Question

A fair die is thrown until the number 2 appears. What is the probability that 2 appears in an even number of throws?

• A. \(\frac{5}{6}\)
• B. \(\frac{1}{6}\)
• C. \(\frac{5}{11}\)
• D. \(\frac{6}{11}\)

Answer 1

The Correct Option is C

To determine the probability that the number 2 appears on an even-numbered throw of a fair die, we proceed as follows:

Key probabilities are:

• Probability of rolling a 2 on a single throw: \( \frac{1}{6} \).
• Probability of not rolling a 2 on a single throw: \( \frac{5}{6} \).

We define \(P(\text{Even})\) as the probability that the number 2 first appears on an even throw.

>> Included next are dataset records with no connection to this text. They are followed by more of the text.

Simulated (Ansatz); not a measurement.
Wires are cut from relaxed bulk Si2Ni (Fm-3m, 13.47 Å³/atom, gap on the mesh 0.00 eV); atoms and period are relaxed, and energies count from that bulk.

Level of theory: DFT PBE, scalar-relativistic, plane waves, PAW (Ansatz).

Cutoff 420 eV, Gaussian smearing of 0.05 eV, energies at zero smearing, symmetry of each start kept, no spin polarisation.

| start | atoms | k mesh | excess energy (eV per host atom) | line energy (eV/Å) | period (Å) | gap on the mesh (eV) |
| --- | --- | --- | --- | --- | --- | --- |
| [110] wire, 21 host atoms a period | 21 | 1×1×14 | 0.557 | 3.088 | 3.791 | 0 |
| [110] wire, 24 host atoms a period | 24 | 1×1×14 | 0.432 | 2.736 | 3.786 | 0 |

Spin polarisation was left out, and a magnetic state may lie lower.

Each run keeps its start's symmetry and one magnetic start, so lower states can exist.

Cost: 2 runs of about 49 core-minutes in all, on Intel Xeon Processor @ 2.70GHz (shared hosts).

Consider the cases: if 2 appears on the 2nd throw, the first throw must not be 2. If 2 appears on the 4th throw, the first three throws must not be 2. This establishes a geometric progression of probabilities.

Specific probabilities:

• 2 appears on the 2nd throw: Event sequence is (not 2, 2). Probability is \( \left(\frac{5}{6}\right)^1 \times \frac{1}{6} = \frac{5}{36} \).
• 2 appears on the 4th throw: Event sequence is (not 2, not 2, not 2, 2). Probability is \( \left(\frac{5}{6}\right)^3 \times \frac{1}{6} = \frac{125}{1296} \).

The total probability \(P(\text{Even})\) is the sum of an infinite geometric series:

\[ P(\text{Even}) = \frac{5}{36} + \frac{125}{1296} + \cdots = \sum_{k=1}^{\infty} \left( \frac{5}{6} \right)^{2k-1} \times \frac{1}{6} \]

This series has a first term \(a = \frac{5}{36}\) and a common ratio \(r = \left( \frac{5}{6} \right)^2\).

The sum of an infinite geometric series is calculated as:

\[ S = \frac{a}{1 - r} \]

Substituting the values:

• \(a = \frac{5}{36}\)
• \(r = \left( \frac{5}{6} \right)^2 = \frac{25}{36}\)

Therefore, the probability is:

\[ P(\text{Even}) = \frac{\frac{5}{36}}{1 - \frac{25}{36}} = \frac{\frac{5}{36}}{\frac{11}{36}} = \frac{5}{11} \]

The probability that the number 2 appears on an even number of throws is \( \frac{5}{11} \).